By the way, 3^^3 = 3^27 is "only" 7625597484987, which is less than a quadrillion. If you want a really big number, you should add a third arrow (or use a higher number than three).
Like many members of this community, reading the sequences has opened my eyes to a heavily neglected aspect of morality. Before reading the sequences I focused mostly on how to best improve people's wellbeing in the present and the future. However, after reading the sequences, I realized that I had neglected a very important question: In the future we will be able to create creatures with virtually any utility function imaginable. What sort of values should we give the creatures of the future? What sort of desires should they have, from what should they gain wellbeing?
Anyone familiar with the sequences should be familiar with the answer. We should create creatures with the complex values that human beings possess (call them "humane values"). We should avoid creating creatures with simple values that only desire to maximize one thing, like paperclips or pleasure.
It is important that future theories of ethics formalize this insight. I think we all know what would happen if we programmed an AI with conventional utilitarianism: It would exterminate the human race and replace them with creatures whose preferences are easier to satisfy (if you program it with preference utilitarianism) or creatures whom it is easier to make happy (if you program it with hedonic utilitarianism). It is important to develop a theory of ethics that avoids this.
Lately I have been trying to develop a modified utilitarian theory that formalizes this insight. My focus has been on population ethics. I am essentially arguing that population ethics should not just focus on maximizing welfare, it should also focus on what sort of creatures it is best to create. According to this theory of ethics, it is possible for a population with a lower total level of welfare to be better than a population with a higher total level of welfare, if the lower population consists of creatures that have complex humane values, while the higher welfare population consists of paperclip or pleasure maximizers. (I wrote a previous post on this, but it was long and rambling, I am trying to make this one more accessible).
One of the key aspects of this theory is that it does not necessarily rate the welfare of creatures with simple values as unimportant. On the contrary, it considers it good for their welfare to be increased and bad for their welfare to be decreased. Because of this, it implies that we ought to avoid creating such creatures in the first place, so it is not necessary to divert resources from creatures with humane values in order to increase their welfare.

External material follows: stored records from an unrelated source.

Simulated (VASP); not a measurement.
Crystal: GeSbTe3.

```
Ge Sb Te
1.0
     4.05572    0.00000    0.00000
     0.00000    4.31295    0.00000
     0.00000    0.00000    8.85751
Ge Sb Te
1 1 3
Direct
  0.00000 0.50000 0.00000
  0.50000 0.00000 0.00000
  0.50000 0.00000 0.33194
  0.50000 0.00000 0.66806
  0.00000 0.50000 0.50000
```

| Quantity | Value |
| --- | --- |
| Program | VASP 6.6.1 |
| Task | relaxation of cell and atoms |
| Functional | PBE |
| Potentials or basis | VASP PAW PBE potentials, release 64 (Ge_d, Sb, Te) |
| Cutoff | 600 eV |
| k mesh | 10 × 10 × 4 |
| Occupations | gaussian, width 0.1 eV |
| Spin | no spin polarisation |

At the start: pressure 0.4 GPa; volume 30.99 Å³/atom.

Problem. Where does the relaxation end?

My theory does allow the creation of simple-value creatures for two reasons. One is if the benefits they generate for creatures with humane values outweigh the harms generated when humane-value creatures must divert resources to improving their welfare (companion animals are an obvious example of this). The second is if creatures with humane values are about to go extinct, and the only choices are replacing them with simple value creatures, or replacing them with nothing.
So far I am satisfied with the development of this theory. However, I have hit one major snag, and would love it if someone else could help me with it. The snag is formulated like this:
1. It is better to create a small population of creatures with complex humane values (that has positive welfare) than a large population of animals that can only experience pleasure or pain, even if the large population of animals has a greater total amount of positive welfare. For instance, it is better to create a population of humans with 50 total welfare than a population of animals with 100 total welfare.
2. It is bad to create a small population of creatures with humane values (that has positive welfare) and a large population of animals that are in pain. For instance, it is bad to create a population of animals with -75 total welfare, even if doing so allows you to create a population of humans with 50 total welfare.
3. However, it seems like, if creating human beings wasn't an option, that it might be okay to create a very large population of animals, the majority of which have positive welfare, but the some of which are in pain. For instance, it seems like it would be good to create a population of animals where one section of the population has 100 total welfare, and another section has -75, since the total welfare is 25.
The problem is that this leads to what seems like a circular preference. If the population of animals with 100 welfare existed by itself it would be okay to not create it in order to create a population of humans with 50 welfare instead. But if the population we are talking about is the one in (3) then doing that would result in the population discussed in (2), which is bad.
My current solution to this dilemma is to include a stipulation that a population with negative utility can never be better than one with positive utility. This prevents me from having circular preferences about these scenarios. But it might create some weird problems. If population (2) is created anyway, and the humans in it are unable to help the suffering animals in any way, does that mean they have a duty to create lots of happy animals to get their population's utility up to a positive level? That seems strange, especially since creating the new happy animals won't help the suffering ones in any way. On the other hand, if the humans are able to help the suffering animals, and they do so by means of some sort of utility transfer, then it would be in the best interests to create lots of happy animals, to reduce the amount of utility each person has to transfer.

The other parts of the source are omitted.